As effective as the rally tyres are on the loose, they’re still no match for the turbocharged four-cylinder engine’s 300bhp, particularly with only two wheels by which to divide it. If you’re leaden-footed with the throttle (which you will be, because that’s far and away the most amusing method), the rear tyres will spin up all the way through third gear. With a little throttle sensitivity, it’s possible to coerce the rear tyres into biting into the mud so that they slingshot the car forwards quickly and neatly, but that hardly seems to be the point of the exercise. Much better to clog it and make the car slide.
Wanton oversteer aside, what makes this F-Type so absorbing to drive is exactly what makes any gravel rally car so much fun. It’s the sensation of it moving around on the loose surface, of it skating across the road in a bend and of the tail wagging left and right, even on the straights, all while being cradled by a proper competition seat and clamped in position by a six-point harness. It means that you feel the car beneath in a way you simply never do in any car on a grippy Tarmac surface.

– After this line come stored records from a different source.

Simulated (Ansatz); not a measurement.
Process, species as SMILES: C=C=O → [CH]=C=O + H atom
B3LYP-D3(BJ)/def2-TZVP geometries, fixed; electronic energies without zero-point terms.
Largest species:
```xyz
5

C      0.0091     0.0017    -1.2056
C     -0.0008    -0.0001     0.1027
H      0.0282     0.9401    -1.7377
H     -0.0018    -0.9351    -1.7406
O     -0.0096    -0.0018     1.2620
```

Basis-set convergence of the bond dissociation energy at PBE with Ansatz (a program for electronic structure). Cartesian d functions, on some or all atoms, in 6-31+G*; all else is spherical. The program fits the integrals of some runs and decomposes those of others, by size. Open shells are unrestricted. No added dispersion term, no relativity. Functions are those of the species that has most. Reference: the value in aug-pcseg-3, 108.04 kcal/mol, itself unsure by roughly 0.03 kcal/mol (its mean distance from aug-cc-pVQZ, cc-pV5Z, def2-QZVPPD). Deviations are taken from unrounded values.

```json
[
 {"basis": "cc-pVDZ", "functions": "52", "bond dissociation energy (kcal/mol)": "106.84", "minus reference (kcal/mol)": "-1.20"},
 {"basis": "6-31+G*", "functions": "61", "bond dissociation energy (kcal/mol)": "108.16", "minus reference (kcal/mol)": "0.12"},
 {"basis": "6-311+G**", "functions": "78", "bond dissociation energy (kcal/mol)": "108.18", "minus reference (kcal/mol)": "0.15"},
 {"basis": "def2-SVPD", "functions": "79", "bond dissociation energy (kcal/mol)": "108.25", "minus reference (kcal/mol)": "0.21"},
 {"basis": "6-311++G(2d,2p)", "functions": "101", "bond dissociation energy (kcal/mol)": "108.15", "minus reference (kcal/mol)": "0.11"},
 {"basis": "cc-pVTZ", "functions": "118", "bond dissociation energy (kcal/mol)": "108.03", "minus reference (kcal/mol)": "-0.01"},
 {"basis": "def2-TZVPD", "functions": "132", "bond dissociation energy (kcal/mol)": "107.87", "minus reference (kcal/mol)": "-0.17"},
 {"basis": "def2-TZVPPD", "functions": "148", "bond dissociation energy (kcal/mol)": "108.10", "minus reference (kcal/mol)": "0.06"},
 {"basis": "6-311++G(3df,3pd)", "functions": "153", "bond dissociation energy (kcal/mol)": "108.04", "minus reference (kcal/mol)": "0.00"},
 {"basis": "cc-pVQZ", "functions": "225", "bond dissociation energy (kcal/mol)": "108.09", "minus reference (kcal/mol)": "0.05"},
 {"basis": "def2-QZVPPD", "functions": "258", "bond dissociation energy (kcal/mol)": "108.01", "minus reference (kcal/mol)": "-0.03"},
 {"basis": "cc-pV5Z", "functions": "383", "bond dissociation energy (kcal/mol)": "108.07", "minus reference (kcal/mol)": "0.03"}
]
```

The anti-lock braking, traction control and stability control systems have all been disabled, so you’re out there on your own. It never feels as though it wants to snap around into a spin, but locking the wheels under heavy braking is very easy to do. The key is to jump off the brake pedal and quickly ease back onto it.
That’s just one of the ways in which this car is challenging, and rewarding because of it. If I have more fun driving anything in 2019, this will go down as a vintage year.